Following on from the last post on guilt, another aspect of limerence that I haven’t much covered in the blog so far is the loneliness. They’re linked, of course, because limerence is a guilty secret you can’t share with anyone, unless you want them to think you are mad. Or at least, that’s what most limerents believe.
It’s amazing how isolating a secret that consumes you can be. Especially if you are ashamed of it, or ashamed of yourself. It’s like you’re going through the motions of life but inwardly churning; that the emotional pressure is building up to the point that you are about to burst or break down, but there’s no release valve that you can safely open. Other times – especially when LO has done or said something cold – you are plunged into a dark depression, but try to keep smiling because you’ve got no good cause to be so distraught and you know it.
Well, one possible outlet is the internet and – *gasp* – this very site could help! There are plenty of fellow sufferers here who will understand.
So why is it that limerence seems such an isolating experience? What are the factors that make it so difficult to share our limerence secret, and what makes the loneliness so potent?
1) We think that it shouldn’t be happening
As with the guilt, most limerents know that the feelings we experience are exaggerated beyond all reason. Unless we get the immediate and matched reciprocation of mutual limerence, the asymmetry of feeling makes us feel pretty foolish, especially once the first euphoria has worn off and settled into the obsessive phase. Limerence in adulthood is another little jab – surely we should be past this sort of overwhelming crush by now? We’re not lovestruck teenagers any more! There is a sense that if we shared the true depth of our emotional reaction with friends or family, they would justifiably mock or pity us for our lack of self-control.

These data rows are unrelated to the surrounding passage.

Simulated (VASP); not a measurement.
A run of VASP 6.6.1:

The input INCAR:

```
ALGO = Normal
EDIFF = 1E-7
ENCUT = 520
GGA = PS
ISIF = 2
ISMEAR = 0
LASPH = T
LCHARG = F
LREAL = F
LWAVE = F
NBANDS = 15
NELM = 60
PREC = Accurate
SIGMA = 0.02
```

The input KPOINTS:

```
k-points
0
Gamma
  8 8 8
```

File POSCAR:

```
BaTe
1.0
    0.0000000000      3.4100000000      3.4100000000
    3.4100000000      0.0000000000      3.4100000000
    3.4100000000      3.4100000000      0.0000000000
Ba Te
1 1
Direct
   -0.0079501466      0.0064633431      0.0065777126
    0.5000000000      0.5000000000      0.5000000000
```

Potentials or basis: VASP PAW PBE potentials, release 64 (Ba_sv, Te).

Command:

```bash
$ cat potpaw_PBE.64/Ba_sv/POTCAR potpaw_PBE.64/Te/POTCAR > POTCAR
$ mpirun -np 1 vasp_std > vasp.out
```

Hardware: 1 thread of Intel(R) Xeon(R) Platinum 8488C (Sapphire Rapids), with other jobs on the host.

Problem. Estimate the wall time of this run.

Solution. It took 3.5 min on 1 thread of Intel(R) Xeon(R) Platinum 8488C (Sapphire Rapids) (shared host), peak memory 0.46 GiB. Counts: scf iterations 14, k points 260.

2) If the limerence is unrequited, we think you should just get over it
Even if you do share the strength of your feelings with LO, the likeliest outcome is that they will not be interested. I mean, just statistically speaking it’s unlikely that your attractions will match (unless you’re gorgeous, I suppose). At the point of learning that LO is indeed not interested, the uncertainty is settled. So, obviously, it’s time for you to move on. Easy.
We do have a curious sort of dichotomy in popular culture when it comes to love and romance. On the one hand we exult the soul-transforming power of true love, of love-at-first-sight, of unwavering romantic commitment. But then, on the other hand, if the object of our affections doesn’t reciprocate, we’re told that there are plenty more fish in the sea, and they’re just not that into you. Move along.
Most of us have a sense that once a lack of interest on LO’s part has been established, any remaining romantic feelings for them are shameful and even a bit creepy. Well, multiply that by a factor of eleventy for limerence and most of us choose to keep it to ourselves and suffer in silence. Even seeking comfort from a friend can feel hard, because the likeliest response is to (sympathetically) point out that there’s no sense in chasing a hopeless case.
That’s all true, of course, but unfortunately your limerent subconscious is impervious to reason.
3) If the limerence is requited it can be even worse
Let’s say, in contrast to the previous scenario, that LO does reciprocate. Even then, it’s not always sunshine and rainbows time. Oftentimes there a barriers in the way, like long-term commitments to other people. This makes the limerence worse, as we’ve discussed many times, but it also makes the situation more furtive and secretive because – even if everyone involved has good intentions – the possibility of an affair is now there, hanging in the air, like electricity waiting to be discharged. If you know your LO reciprocates but one or both of you is conflicted, then the agony of forbidden desire is even more acute and the guilt is even worse.
One-sided limerence is bad enough to make you feel like an emotional betrayer, but mutual limerence with a barrier is an even more shameful secret.
4) You feel that you don’t deserve support
Harbouring a secret you’re ashamed of is debilitating. The usual strategy for dealing with this is to seek support from a partner or friend, but for all the reasons outlined above, most people choose to try and manage the pain internally, rather than reaching out for support. Better to carry this burden than have others think badly of you. That, of course, is the major cause of the loneliness and isolation.
5) Isolation makes rumination worse
The final little cherry on the shit cake is that holding secrets in, feeling alone and unsupported, makes you anxious. And that makes you more vulnerable to rumination. Your brain has learned the unfortunate lesson that thinking about LO can give you a low grade dopamine hit, and so when you are stressed and lonely it cleverly decides to try and alleviate some of that misery by pushing thoughts about LO into your mind. When relief from the pain of limerence comes from thoughts that reinforce limerence, you’re in for a nasty downward spiral towards emotional hell.
So, what can be done? Well, I suppose the obvious thing is to unburden yourself of your secrets. Most of us are far more ashamed of our own flaws and less forgiving of our shortcomings than we are of others. Friends and family may well be more empathetic and supportive than we expect. They do, generally, care about our suffering.
Disclosure to a partner is another strategy to consider, and I would advocate it in most cases. Although difficult in the short term, it re-establishes trust, properly confides in the person you agreed to share your life with, and could result in the most motivated champion you could ever hope for, helping you to get past the limerence.
If those options aren’t open to you, another possibility is personal counselling. A professional who is impartial, and there to listen and help you, can give you a outlet for healthy unburdening. And finally, as I said at the outset, reading this and other sites, commenting anonymously, and knowing that you are not alone can do a world of good.
Suffering in silence is overrated. Better to be courageous, honest, and take on the loneliness and the limerence purposefully.